Ask not what the country can do for investors...

An IRD discussion paper suggests investment tax should produce the best return for the country - not what's best for investment.

Michael Coote in the NBR, 8 July 2005

Submissions are invited by a post-election deadline of September 30 for Inland Revenue's 71-page weightily entitled discussion paper, "Taxation of investment income: the treatment of collective investment vehicles and offshore portfolio investment in shares".

The odd bits the government actually wants our opinion on are highlighted in the text - in case anyone gets carried away over non-negotiables.

The authors have had to steer a tortuous dialectical route betwixt the Scylla of the Stobo Report, which preceded the paper as a scoping exercise, and the Charybdis of the present hotch-potch of arbitrary rules.

The funds-management industry has long complained that New Zealand collective investment vehicles (CIVs) suffer tax disadvantages when compared with direct investment and tax-minimising foreign-managed funds, not to mention rental property.

The compromise regime offered in the discussion document gives the appearance of one curate's egg being substituted for another, except that the second is meant to be better in parts.

In chapter 4 we learn that tax neutrality is an objective but only in a highly conditional way. What is meant is neutrality between investing in New Zealand shares directly or through a qualifying CIV.

Otherwise, there is a noticeable lack of neutrality. In particular, the paper is not written to address tax neutrality for DIY landlords versus collectivised shareholders.

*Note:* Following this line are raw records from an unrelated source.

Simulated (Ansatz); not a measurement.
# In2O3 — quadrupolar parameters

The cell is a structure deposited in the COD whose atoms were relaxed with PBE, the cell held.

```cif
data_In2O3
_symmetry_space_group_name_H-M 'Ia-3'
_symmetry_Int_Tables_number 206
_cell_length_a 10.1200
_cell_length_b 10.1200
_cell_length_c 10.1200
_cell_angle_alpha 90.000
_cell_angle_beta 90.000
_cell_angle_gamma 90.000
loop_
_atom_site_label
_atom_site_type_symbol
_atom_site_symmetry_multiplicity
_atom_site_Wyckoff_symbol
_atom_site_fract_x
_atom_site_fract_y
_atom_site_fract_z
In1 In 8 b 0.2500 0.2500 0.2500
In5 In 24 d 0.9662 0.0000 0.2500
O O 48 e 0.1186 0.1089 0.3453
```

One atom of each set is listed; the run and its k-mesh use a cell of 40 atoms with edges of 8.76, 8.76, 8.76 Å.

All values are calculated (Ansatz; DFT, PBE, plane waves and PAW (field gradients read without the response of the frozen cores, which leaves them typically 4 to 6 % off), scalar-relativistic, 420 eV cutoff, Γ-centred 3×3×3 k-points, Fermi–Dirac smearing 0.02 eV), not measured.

Moreover, as widely noted, neutrality would break down between a New Zealand sharemarket fund and a fund investing abroad. A comparative value taxation method is proposed, whereby all overseas-invested CIVs would be subject to an omnivorously extended foreign investment fund (FIF) taxation regime. Tax-driven investing would then prefer New Zealand equities over "fiffed" CIFs.

In addition, relative to local equity, funds invested in debt instruments that were repackaged as equity for tax purposes, or which used derivatives to diminish equity risk, would be disadvantaged.

Internationally, certain FIFs will be advantaged over others provided they invest in "companies that are listed on a recognised exchange in a country with which New Zealand has a double taxation agreement".

The philosophical guts of the paper are to be found in chapter 5 from the section "Economic and policy issues" onward. On the face of it, this is a demonstration of how anything can be proved with numbers.

The games begin with table I (p51), in which it is deduced that a domestic investment with a pre-tax 10% return and 33% New Zealand tax will yield 6.7% for the investor and 10% all-up return to New Zealand, whereas a foreign return of 12% and 33% foreign tax, but exempt tax in New Zealand, will produce 8% return to both the investor and our country.

This jiggery-pokery is supposed to prove that "the investor would choose the foreign investment because it yields the higher return to the individual (8%). However, New Zealand as a whole would be better off if the investment were made domestically."

The gaffe is blown on the whole thrust of the paper in the implication that what produces the best return to New Zealand - and not to the investor - is what should dominate investment taxation policy.

The gist of 71 pages is thus summed up in two sentences. Tax paid abroad is dismissed as "simply another expense of the foreign company ... such as wages or rent", whereas tax paid here is a lofty social duty.

Unfortunately, if table I's two initial pre-tax returns are set at the same number - either 10% or 12% - the example gives equal returns to the investor and therefore a matter of indifference in respect of choice unless tax treatment is skewed to favour domestic investment.

Perhaps the authors assume readers are too stupid to recognise crude manipulation. Things go downhill from there in terms of the paper's already dubious argument.

In the convoluted section that follows, the paper is concerned to distinguish "national welfare maximisation" from "world welfare maximisation" in order to justify giving the "national interest" (defined as the post-foreign tax and pre-domestic tax return) priority over the "world interest" (pre-tax return).

These angels share the head of a pin with the "investor's interest" (the post-tax return), which is an entity to be aligned with the national interest but not the world interest.

It probably helps to have a PhD in mediaeval scholastic philosophy to make sense of this sophistry but most intelligent taxpayers should be alerted to submit away with a vengeance, unless they are betting that when wearing their voters' hats they will cut a long story short more effectually.